Marriage or Live-in - can't be both

The Andhra Pradesh High Court in India has ruled that two people deciding to enter into a live-in relationship without solemnizing marriage must ensure none of them are still married to someone else.

Indian society and its courts have long recognized live-in relationships where people choose not to solemnize their relationships going through marital ceremonies. But according to the Andhra Pradesh High Court this acceptance cannot be stretched to include cases of strained marriages where estranged partner can simply move on in with someone else while the other partner and that marital relationship is in legal limbo.

No rocket science in that. If you are married and have husband or wife as partner, justice demands you end that relationship before commencing a new one with a new partner.

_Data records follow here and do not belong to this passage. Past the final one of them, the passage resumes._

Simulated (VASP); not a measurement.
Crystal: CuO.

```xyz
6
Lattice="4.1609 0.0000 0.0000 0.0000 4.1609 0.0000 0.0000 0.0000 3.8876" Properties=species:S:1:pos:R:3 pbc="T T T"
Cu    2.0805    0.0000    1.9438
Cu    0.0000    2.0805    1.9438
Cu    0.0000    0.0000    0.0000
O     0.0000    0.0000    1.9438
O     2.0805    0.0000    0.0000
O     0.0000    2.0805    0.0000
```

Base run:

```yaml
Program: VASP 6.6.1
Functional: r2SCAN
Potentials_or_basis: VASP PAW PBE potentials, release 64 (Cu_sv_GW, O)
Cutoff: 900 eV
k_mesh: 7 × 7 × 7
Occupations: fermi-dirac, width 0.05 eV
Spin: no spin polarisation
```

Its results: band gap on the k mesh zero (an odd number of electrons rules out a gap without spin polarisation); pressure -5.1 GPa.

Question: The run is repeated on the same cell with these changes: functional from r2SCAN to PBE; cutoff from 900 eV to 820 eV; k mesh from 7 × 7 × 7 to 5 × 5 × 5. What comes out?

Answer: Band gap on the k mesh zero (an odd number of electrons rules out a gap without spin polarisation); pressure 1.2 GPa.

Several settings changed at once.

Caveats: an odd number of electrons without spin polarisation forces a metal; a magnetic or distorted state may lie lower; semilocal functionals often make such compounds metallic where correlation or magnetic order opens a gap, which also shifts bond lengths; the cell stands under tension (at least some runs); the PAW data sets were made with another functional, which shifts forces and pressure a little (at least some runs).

The court was faced with a writ petition on behalf of a married estranged husband, who had – while the marriage had still not legally ended, started a live-in relationship with another woman.

While the jurisprudence is still developing around the efficacy and espousal of live-in relationships in India, most modern thinking elite in essence argue, these relationships equal the commitments and thus consequences of a marital relationship.

But some shrewd lawyers believe they can argue the absence of solemnization of marriage in a live-in relationship to avoid the clearly stipulated wrath and consequences of the offences of bigamy in Indian law.

Also read: Live-in relationship is not a bad thing: Aditya Roy Kapoor

According to Section 17(1) of the Hindu Marriage Act, 1955, which regulates punishment for bigamy to Hindu person, if a Hindu marries someone else without first obtaining the dissolution of an existing marriage or while his first marriage is still in effect, they shall be subject to criminal prosecution under Sections 494 and 495 of the Indian Penal Code, 1860.

In this case, the man had been previously married but now living with another woman in a live-in relationship.

His previous marriage had not been dissolved.

Coming to the High Court, the man claimed that his live-in partner girl had been forcibly taken away and now detained by her father and she had been deprived of her freedom, liberty and equality before law by the father. And thus, the High court must grant him relief by ordering the father to let the girl come back as his live-in [partner with the freedom and liberty guaranteed by the constitution of the country.

The Division Bench of Justice Ravi Nath Tilhari and Justice B.V.L.N Chakravarti dismissed the petition filed by him saying:

One’s choice to live outside wedlock does not mean that the married persons are free to live in live-in relationship with others outside wedlock during subsistence of marriage. That would be transgressing valid legal framework. The right to live out of wedlock is to be understood, living without solemnizing marriage, if they are major. They are not bound to marry each other. But that does not mean living in live-in relationship with others outside wedlock, during continuance of marriage.”

The Court further observed that the man’s petition seemed like a scheme to legitimize his illegal actions by getting a ‘seal of approval’ from the Court.

Filing of the writ petition appears to us to be a device adopted to have a seal and signature of this Court on the illegal act of the petitioner, transgressing the valid legal framework of his marriage. There is no factual foundation supported with material, to inspire confidence that it is a case of violation of one’s fundamental right under Article 21 of the Constitution of India, or of any illegal custody of ‘A’, by her father respondent No.5

The legality of live-in relationships is recognized in law under the Protection of Women from Domestic Violence Act, 2005.

This was a very skewed protection asked of the High Court by the man and was rightly called out by the court. It said the recognition of live-in relationships was primarily for protecting women from domestic violence, not for encouraging or violating the legal framework.

The court refused to order the father to let go of the girl from parental home to be part of a relationship which was illegal and would incur penalties.

Filing a Writ for Habeas Corpus seeking production of alleged detenue in Court and setting him or her free from the parental home in particular, and that too at the instance of a person, as the present petitioner, a married person seeking liberty of a girl, may be major, on the ground of the petitioner allegedly living in relationship with her, in our view, cannot be encouraged.”